How to store vegetables in basement or ground?
(Moncton, NB, Canada)
This is our first attempt at storing vegetables such as potatoes, carrots, onions, squash, watermelon, pumkin and cucumbers. Ive heard that i can just put them in a wooden box in a cool dry place, but there seems to be confusion over whether we are to leave them in their soil?
Storing Vegetables from the Garden
Here are some alternative options instead of using your fridge or freezer to store surplus vegetables from the garden. I've given information about summer and winter storage, to help all readers from all areas.
There are several options to keep your surplus longer. Vegetables that store well are: potatoes, carrots, beets, parsnips, turnips, swedes/rutabags and most of the pumpkin and squashes (not cukes – too watery, best to pickle). Other vegetables will store Ok, although often better if left in the ground, such as: Jerusalem artichokes, celery and brassica family. For onions, read Growing and Storing Onions
Leave crops in the garden for as long as possible because the colder the nights the more sugar is produced, but don't be caught out by several deep frosts which will turn your produce to mush. Any warnings, grab an old blanket, or use straw, grass, leaves, sacks etc and cover in the frosty times.
One way to store vegetables for both summer harvests or over winter is to first harvest them, then remove as much dirt as possible. Make sure they are dry then keep them cool, dry and dark as possible out of the weather somewhere, such as a garage, shed, or basement/cellar. Inspect them regularly and turn if there's any sign of dampness. Some should last around 3 months more or less. Using newspaper, wood or similar is better than say, concrete to put your vegetables on.

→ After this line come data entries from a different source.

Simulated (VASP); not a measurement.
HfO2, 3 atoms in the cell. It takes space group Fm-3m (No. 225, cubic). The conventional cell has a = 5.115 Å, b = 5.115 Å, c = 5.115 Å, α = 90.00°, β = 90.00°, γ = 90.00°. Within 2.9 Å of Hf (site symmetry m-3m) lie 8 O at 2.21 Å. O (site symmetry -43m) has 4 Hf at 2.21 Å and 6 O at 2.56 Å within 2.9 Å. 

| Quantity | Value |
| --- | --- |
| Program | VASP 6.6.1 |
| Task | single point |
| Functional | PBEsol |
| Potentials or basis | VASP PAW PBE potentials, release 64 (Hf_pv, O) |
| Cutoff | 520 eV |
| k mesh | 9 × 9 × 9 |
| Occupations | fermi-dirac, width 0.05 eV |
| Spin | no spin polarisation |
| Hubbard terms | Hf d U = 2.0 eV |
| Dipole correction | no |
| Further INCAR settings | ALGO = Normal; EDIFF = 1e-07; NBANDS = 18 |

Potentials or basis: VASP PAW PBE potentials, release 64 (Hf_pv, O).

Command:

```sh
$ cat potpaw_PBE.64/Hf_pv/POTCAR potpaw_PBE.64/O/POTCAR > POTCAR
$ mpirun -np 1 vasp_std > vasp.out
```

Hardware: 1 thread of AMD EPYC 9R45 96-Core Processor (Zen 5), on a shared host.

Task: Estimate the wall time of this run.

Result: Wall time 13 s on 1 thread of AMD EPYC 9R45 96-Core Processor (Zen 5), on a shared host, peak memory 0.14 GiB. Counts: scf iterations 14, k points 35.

Secondly, some brassicas, celery and other thick leafy crops (turn cabbages upside down to stop dirt in leaves), root crops like carrots and others, can be dug up and stored in slightly damp, cold sand in buckets or heeled into a sand or straw pile or a pit outside. Put a loose lid or cover on to stop rain, and if winter to stop prolonged freezing. Easy to just pull out what you need when you need it.
Lastly a popular way to store winter veggies because it produces sweeter crops is to just leave them where they are in or on the ground. The caveat to this is if you are in a heavy snow or frost area, then some preparation is needed. Make sure before the first hard frosts that soil is covering all crowns of roots, but leave the leafy tops to continue to supply food to roots.
In fact with this method of storing vegetables over winter, you can also keep winter greens, such as cabbage, kale, celery, spinach and chard.
When the warmth of the sun has gone and cold nights are looking decidedly ominous, cover crops with mulch – a layer of about 15cm (6") will do in areas with little or no heavy continuous frosts and snow. It's Ok for some of the green tops to poke out.
But for the serious winter areas, the trick is to time things right. Leave alone to grow, then before a string of bad frosts hits that freezes the soil, mulch at least 30cm (1ft), covering everything, green, red, brown and yellow. When snow comes and covers everything, no matter how deep, your plants should be fine and getting really sweet and tasty. Snow actually protects the plants from more serious black frosts.
A tarpaulin, sheets of tin roofing or other handy material, over the top of your mulch, be it straw, leaves or similar, makes it easier to lift and harvest what you might fancy, plus it stops the mulch from scattering in the wind. Putting mulch into old sacks is another way to hold it in place and makes it easier to remove a sack at a time.
Vegetables stored over winter like this are mouthwateringly (that's a mouthful) sweet and tasty in spring, and what you don't eat, in most cases will sprout in the warm weather and you can harvest greens or wait until they flower and give you seeds.